Dressing the Part

Forget French: the language of costume design is a whole lot more than past participles


Above: Mark Bridges

Words: David Hellqvist

Photography: Amanda Marsalis

Although Mark Bridges’ clothes have been seen and admired by millions of moviegoers, most of them have no idea who he is. The costume designer dressed Philip Seymour Hoffman in The Master, Daniel Day-Lewis in There Will Be Blood and Tom Cruise in Magnolia, and for him it’s about more than just clothes. It’s about creating a world that people can immerse themselves in, where detail has to make sense. “It’s like filling in the colouring book of a film. Actors have method acting, we have method shopping,” Bridges says over the phone from his Hollywood studio.

“If clothes make the man, then certainly the costume designer makes the actor! The costume designer is not only essential but is vital, for it is they who create the look of the character – without which no performance can succeed,” Audrey Hepburn said in her speech at the 1986 Academy Awards. Acting is a way of communicating feelings, and costume design plays a pivotal role. “Hopefully, the costumes speak volumes about the person, place and time. Sometimes the actors don’t have to open their mouths because the clothes say it all,” opines Bridges.

Richard Taylor, who worked on the costumes and props for Peter Jackson’s Lord of the Rings trilogy, goes a step further: “In my view, design is second only to the script in filmmaking. Without design you have a film lacking in visual integrity, and the sophisticated audience that watches cinema today is as deserving of great design as any audience over the past 100 years.”

However you choose to view costume design, it requires close working between members of the production team. “Yes, it’s an amazingly collaborative process – an exchange of ideas, thoughts and inspirations to make all areas of our collective work as strong as possible,” Taylor says. “With the help of Peter and his fellow writers, we were able to access any and all background development that they may have used for their scriptwriting, and similarly we shared our mood, texture and fabric sampling for them to utilise in their own work. It’s one of the most enjoyable parts of the filmmaking process.”

Crucial to the image of the actor, costume designers help define characters and personalities, and also assist the audience in keeping track of time and movement. “We use a palette of colours to subtly differentiate between places and times. You get a sense of being somewhere completely different because of the colour-coding; it’s visual storytelling with clothes,” says Bridges.
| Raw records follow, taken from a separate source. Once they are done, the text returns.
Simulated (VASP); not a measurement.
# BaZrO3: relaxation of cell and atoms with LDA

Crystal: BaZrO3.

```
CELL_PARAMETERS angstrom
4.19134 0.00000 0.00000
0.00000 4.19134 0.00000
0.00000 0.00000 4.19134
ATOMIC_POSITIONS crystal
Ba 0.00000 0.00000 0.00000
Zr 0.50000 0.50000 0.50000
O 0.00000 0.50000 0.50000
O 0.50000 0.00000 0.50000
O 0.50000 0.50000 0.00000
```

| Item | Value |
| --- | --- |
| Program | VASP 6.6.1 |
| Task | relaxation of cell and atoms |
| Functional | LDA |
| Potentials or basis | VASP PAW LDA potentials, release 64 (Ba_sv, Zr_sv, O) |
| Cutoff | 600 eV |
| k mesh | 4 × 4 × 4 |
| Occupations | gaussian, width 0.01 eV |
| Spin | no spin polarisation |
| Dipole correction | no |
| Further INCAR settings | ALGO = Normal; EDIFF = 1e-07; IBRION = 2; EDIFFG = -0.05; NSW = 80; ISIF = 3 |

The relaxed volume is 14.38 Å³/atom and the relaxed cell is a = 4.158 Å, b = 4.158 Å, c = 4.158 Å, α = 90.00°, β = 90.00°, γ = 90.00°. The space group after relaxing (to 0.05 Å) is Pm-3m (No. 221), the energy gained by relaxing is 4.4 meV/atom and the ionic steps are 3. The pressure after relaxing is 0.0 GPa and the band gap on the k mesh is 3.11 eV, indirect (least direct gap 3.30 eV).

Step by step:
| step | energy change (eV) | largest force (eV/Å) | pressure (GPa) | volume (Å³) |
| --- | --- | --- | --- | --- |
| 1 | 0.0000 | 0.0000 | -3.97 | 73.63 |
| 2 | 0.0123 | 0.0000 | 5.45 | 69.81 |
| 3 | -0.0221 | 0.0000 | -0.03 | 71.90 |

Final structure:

Colour certainly makes the job easier but Bridges, who also worked on The Artist, has had to learn to cope without. “With black and white films you have to work with textures and fabrics like satins and brocades. You use crisp high-contrast black and white shades for characters at the top of their game. If their star is down, you use a medium-value palette of mushy and flat greys. Contrast equals interest in black and white. And when there’s no sound, the eyes take over from the ears. You get your information from the clothes and other visual elements like photography, art direction, makeup and hair.”


Above: Joanna Johnston
Photography: John Spinks

Costume design not only gives actors a sartorial tool. It’s also a way for audiences to identify with a film based on real events – but because the people portrayed actually lived or still live, the clothes need to reflect a certain period. British costume designer Joanna Johnston, who worked on the Steven Spielberg-directed and Oscar-nominated Lincoln, knows this only too well: “It’s an honour to do it right as I know relatives will see the film, people who actually know what looked like. Throughout the research process we looked at photos from that time and then translated it into costumes. It needs to be true and appropriate.”


Above: Piero Tosi
Photography: Laura Sciacovelli


Above: Michael Kaplan
Photography: Dean Kaufman

The Lincoln era of the 1860s is a kind epoch for costume designers, with plenty of characteristics and intricate details to play with. “I was very drawn to the cuts of the clothes; the sleeves on the men’s coats were cut in a curve that made them swell out in the middle of the sleeve. It was more formal back then; men wore waistcoats and interesting neckwear. Lincoln himself wasn’t interested in clothes but one of my favourite details is the lining of his hat – it was made out of a red Moroccan leather,” says Johnston.As with so many other aspects of filmmaking, preparation is key. “It’s imperative that you base your design on thorough research and never forget that it has to complement the aesthetic of the whole film. Only when an audience believes the film can they truly enjoy it,” says Taylor.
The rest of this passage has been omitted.